Error! Bad conf file.
Your dkms.conf is not valid.
error: %preun(<PACKAGE>) scriptlet failed, exit status 4
error: <PACKAGE>: erase failed

where PACKAGE is each of:

virtualbox-kernel-4.9.56-desktop-1.mga6-5.1.30-1.mga6
virtualbox-kernel-4.14.56-desktop-1.mga6-5.2.14-6.mga6
virtualbox-kernel-4.14.56-server-1.mga6-5.2.14-6.mga6
xtables-addons-kernel-4.14.56-desktop-1.mga6-2.13-48.mga6

These 4 OLD packages are each listed twice; though I get only one of the above error for each.

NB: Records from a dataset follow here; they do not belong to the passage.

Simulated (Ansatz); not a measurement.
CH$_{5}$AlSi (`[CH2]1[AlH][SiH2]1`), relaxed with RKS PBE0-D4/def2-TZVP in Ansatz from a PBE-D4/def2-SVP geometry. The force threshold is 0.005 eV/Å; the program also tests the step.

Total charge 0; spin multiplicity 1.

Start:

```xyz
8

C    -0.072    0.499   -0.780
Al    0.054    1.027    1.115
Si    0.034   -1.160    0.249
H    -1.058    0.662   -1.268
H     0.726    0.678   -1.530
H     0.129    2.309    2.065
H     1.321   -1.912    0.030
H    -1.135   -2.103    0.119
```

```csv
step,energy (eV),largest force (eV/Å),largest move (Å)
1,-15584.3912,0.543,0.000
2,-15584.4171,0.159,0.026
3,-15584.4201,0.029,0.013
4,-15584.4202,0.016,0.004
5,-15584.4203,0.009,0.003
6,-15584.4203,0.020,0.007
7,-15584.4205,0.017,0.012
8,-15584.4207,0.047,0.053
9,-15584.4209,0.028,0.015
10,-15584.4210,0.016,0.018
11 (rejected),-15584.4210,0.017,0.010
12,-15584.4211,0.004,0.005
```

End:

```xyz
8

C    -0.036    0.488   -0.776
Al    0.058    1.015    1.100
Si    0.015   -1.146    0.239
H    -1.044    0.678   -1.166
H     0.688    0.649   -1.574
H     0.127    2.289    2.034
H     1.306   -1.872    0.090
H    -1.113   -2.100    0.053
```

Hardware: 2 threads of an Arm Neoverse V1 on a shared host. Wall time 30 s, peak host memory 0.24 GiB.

Question:  Any chance rpm looks through the entire filesystem rather than staying within the mga8 system?  I still have (possibly-)bootable mga5 and mga6 systems on other drives (3 drives in this laptop) as hinted to with:
   /dev/sda5 on /root.old type ext4 (rw,noatime)
Comment 17 Lewis Smith 2021-10-20 20:13:05 CEST
Yes, deleting old kernels can be tedious. I start with:
 $ rpm -qa | grep kernel | sort
which gives a clear ordered list:
 kernel-desktop-5.10.60-2.mga8-1-1.mga8
 kernel-desktop-5.10.62-1.mga8-1-1.mga8
 kernel-desktop-5.10.70-1.mga8-1-1.mga8
 kernel-desktop-latest-5.10.70-1.mga8
 ...
then 'urpme' the older full package names, several at a time. Always leaving at least the two latest. If it takes ages, this might be due to rare systems where re-generating Grub each time (as happens for kernel updates) takes ages; this does not affect most people.

The end result is visible in /boot, where each kernel now includes for example:
    config-5.10.60-desktop-2.mga8
    initrd-5.10.60-desktop-2.mga8.img
   symvers-5.10.60-desktop-2.mga8.xz
System.map-5.10.60-desktop-2.mga8
   vmlinuz-5.10.60-desktop-2.mga8
but this list was shorter in the past.

CC: (none) => lewyssmith

Comment 18 Dave Hodgins 2021-10-21 02:40:18 CEST
It would not be looking on other file systems.
 
For each of those packages, I'm not sure what is causing the problem. Rather then
investigate them further since it's likely one of the changes in dkms since mga6
that is causing it, I'd next try "rpm -e --noscripts $packagename" to remove
them. Then manually delete each directory shown by
"tree -ifa /var/lib/dkms|grep mga6".
Comment 19 Pierre Fortin 2021-10-21 03:11:26 CEST
Wow...  rpm -e --noscripts finally got rid of those four last old packages and returned 6.5G
  /dev/sdb1        48G   37G  8.8G  81% /

tree -ifa /var/lib/dkms|grep mga6  gave no output, so all looks fine now.

THANKS!!  Hope this results in a better old kernel removal tool...
Comment 20 Pierre Fortin 2021-10-21 03:12:23 CEST
Thanks!

Resolution: (none) => FIXED
Status: NEW => RESOLVED

Comment 21 Dave Hodgins 2021-10-21 03:39:22 CEST
I have no idea why having those mga6 packages installed caused such problems,
especially with the space. I'm guessing it's due to a combination of changes
in dkms and rpm since mga6.

As the author of the script being used, I don't see any changes needed at
this point. I'm not going to change it to try and handle mga6 packages, but
will keep in mind their impact if others report a similar problem.

I recommend running the script and more often and uninstalling packages from
the prior release shortly after each upgrade. I've been doing that on my main
personal use install (not one used normally for qa testing) which started
as a Mageia 3 install.